He said he already  bought everything which is needed to be put in .
When I arrived there, he mentioned that he got an extremely good price
for some DLink Gigabit PCI cards and was very happy with the lots of
money he saved from the IBM gig-eth feature for the AS/400.
His face went nearly white when I told him he was on the wrong track !
I have never even thought of this before, but then I was technically interested.
Ok, to shed a little light on this:
If you have a closer look at (for instance) the PCI 10 MBit Ethernet Controller
FC 2723 you will see a lonely AMD Chip and some (little) other logic.
Mainly, this is the same as used in PCs. Some of  the other logic chips on the
planar board(s) (say: mainboard on PC-terminology) are standard PCI-logic
as well.  BUT: this is done to save costs in chip design only, the main 
difference
is microcode (say: firmware in PC terms). IBM uses standard chips for
PCI glue logic, some tape controllers and even the high-speed RAID controller
(the most sophisticated on the market) include some bread-and-butter chips
from "standard" logic manufacturers.
A not too small AS/400 system has a complete different bus-design as a normal
PC, it normally has several completely separated PCI busses, which are 
controlled
by an own controller dedicated to that bus only. Obviously, a different 
microcode
is needed to get this running. This gives a much higher bandwidth and controls
the IOPs more effeciently as compared to a wintel-machine where
all the control has to be done by the (normally one central) CPU-chip.

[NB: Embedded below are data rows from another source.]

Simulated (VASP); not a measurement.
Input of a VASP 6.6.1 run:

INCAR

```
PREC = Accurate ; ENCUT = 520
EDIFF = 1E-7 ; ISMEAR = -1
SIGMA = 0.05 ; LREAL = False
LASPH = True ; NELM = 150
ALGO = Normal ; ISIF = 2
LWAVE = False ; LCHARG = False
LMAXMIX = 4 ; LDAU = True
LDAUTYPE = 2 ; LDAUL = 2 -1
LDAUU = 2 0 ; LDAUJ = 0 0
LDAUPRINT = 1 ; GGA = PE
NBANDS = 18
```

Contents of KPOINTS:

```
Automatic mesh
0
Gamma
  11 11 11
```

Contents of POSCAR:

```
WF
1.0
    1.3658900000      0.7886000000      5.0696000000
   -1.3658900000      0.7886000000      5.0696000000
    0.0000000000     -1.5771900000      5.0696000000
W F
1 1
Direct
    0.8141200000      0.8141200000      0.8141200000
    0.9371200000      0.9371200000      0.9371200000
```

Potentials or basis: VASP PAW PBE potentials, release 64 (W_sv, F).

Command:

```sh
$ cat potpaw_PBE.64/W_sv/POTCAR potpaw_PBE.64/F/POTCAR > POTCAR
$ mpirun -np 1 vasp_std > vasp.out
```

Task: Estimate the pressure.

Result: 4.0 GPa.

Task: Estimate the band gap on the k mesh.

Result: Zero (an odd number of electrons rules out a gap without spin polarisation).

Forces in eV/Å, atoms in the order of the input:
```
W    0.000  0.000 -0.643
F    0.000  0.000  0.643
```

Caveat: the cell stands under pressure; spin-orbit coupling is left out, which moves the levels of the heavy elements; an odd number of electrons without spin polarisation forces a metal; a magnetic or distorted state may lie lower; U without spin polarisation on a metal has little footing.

So: forget about cheap PCI-cards from taiwanese sources or so, I doubt there
will ever be a chance to have some microcode modification to recognize this.

You always have a chance to see what a good design the AS/400 is and was.

HTH, Philipp Rusch


Mark Phippard schrieb:

> In our search for a used Ethernet card for our Model 150, a sales person at
> a company wants to just sell us a standard SMC 10/100 PCI Adapter and
> claims that it will work fine in an AS/400.  I think he mentioned something
> about also needing to sell us some TCP/IP software for $75 (I can't imagine
> what that is).
>
> We already have several Intel Pro 100 cards around, and he claims they will
> work also.
>
> Is this true?  I tend to doubt it.  I know that it takes PCI cards, but it
> seems like IBM always loads some code on the cards that is required.  If we
> could just stick an Intel card in that would be great.
>
> Any help would be appreciated.
>
> Mark
>
> PS - I am just relaying this, I am not the one talking to these people.